• Transboundary haze returns to endanger public health in Southeast Asia for another year

Ambient Air Quality

Transboundary haze returns to endanger public health in Southeast Asia for another year

Oct 12 2023

The persistent issue of transboundary haze has resurfaced once again in Southeast Asia. This increasingly worrying environmental concern is not just an isolated incident but a recurring problem with significant implications for regional public health, economy, and diplomatic relations.  

On a recent Saturday, Singapore's air quality dipped into the alarming range, with readings from the 24-hour Pollutant Standards Index indicating values over 100. Such measurements suggest that outdoor activities should be minimized due to the health risks posed. This decline in air quality was attributed to the growing number of forest fires in neighbouring Indonesia, particularly on Sumatra Island. The cause of these fires is deeply rooted in land clearing practices that have become a matter of routine. Traditional slash-and-burn methods are employed annually in Indonesia and Malaysia to make way for the nations’ signature commodity, palm oil – of which Indonesia and Malaysia provides over 80% of the world’s supply – as well as pulp and paper plantations. Firms do attempt to prevent the formation of haze clouds during clear by “water-bombing” potential hotspots from helicopters. The growing demand and rising prices for palm oil, exacerbated by the Russia-Ukraine conflict, create an incentive for increased production and consequent land clearing, as well as various regulatory loopholes that, for instance, allow smaller farmers to engage in less controlled clearance methods and maintain protective ambiguity around parties with a duty not to clear in the most damaging ways.  

However, recent research has complicated this easy picture, somewhat. Climatic patterns, such as El Niño/La Niña, have been linked to the intensity of the haze. In atmospheric physics, El Niño refers to the Pacific Ocean's surface warming that tends to bring about hotter and drier conditions in Southeast Asia and Australia. If you take into account the potential co-occurrence of the Indian Ocean Dipole (IOD), surface temperatures in the western Indian Ocean could well skyrocket, producing drier and more combustible ecosystems. Research from the National University of Singapore details how such conditions increase the propensity for peatlands in the region to catch fire as peatlands consist of partially decomposed organic matter which become highly combustible when exposed to dry conditions. The resultant fires can intensify transboundary haze events. 
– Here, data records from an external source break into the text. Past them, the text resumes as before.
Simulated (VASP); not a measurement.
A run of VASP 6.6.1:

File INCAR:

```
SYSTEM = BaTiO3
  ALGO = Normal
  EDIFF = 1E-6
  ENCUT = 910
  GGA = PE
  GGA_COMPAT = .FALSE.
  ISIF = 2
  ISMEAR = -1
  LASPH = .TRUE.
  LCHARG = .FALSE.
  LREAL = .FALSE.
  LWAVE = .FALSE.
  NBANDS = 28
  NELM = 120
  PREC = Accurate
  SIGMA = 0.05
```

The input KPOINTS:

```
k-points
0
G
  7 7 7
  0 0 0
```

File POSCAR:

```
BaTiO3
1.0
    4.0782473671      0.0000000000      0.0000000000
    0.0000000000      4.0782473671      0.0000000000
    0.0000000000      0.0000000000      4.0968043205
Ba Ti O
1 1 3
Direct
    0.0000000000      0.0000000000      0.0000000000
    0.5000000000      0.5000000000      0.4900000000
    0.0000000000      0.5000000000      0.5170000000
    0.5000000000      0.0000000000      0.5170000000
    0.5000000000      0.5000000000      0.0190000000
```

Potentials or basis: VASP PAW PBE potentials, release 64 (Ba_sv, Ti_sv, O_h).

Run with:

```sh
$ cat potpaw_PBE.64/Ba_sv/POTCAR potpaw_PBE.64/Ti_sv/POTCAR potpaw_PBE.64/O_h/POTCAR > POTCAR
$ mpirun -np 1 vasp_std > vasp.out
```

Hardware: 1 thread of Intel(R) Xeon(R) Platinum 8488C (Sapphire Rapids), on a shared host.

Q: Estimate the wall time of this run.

Nevertheless, in recent years, large clouds of dangerous haze have frequently caused trouble across Southeast Asia. In both 2015 and 2019, haze covered multiple countries in the region. This haze has significant implications, from health risks to economic downturns, particularly in sectors like tourism. For instance, the 24-hour Pollutant Standards Index in Singapore reached hazardous levels in September 2015, leading to school shutdowns. 

Regional responses are in place to tackle the haze crisis. The Association of Southeast Asian Nations (ASEAN) initiated the Transboundary Haze Pollution Control Center, reflecting a commitment to achieving a haze-free region by 2030. With health, economy, and international relations at stake, a collaborative, transparent, and informed approach is an urgent necessity.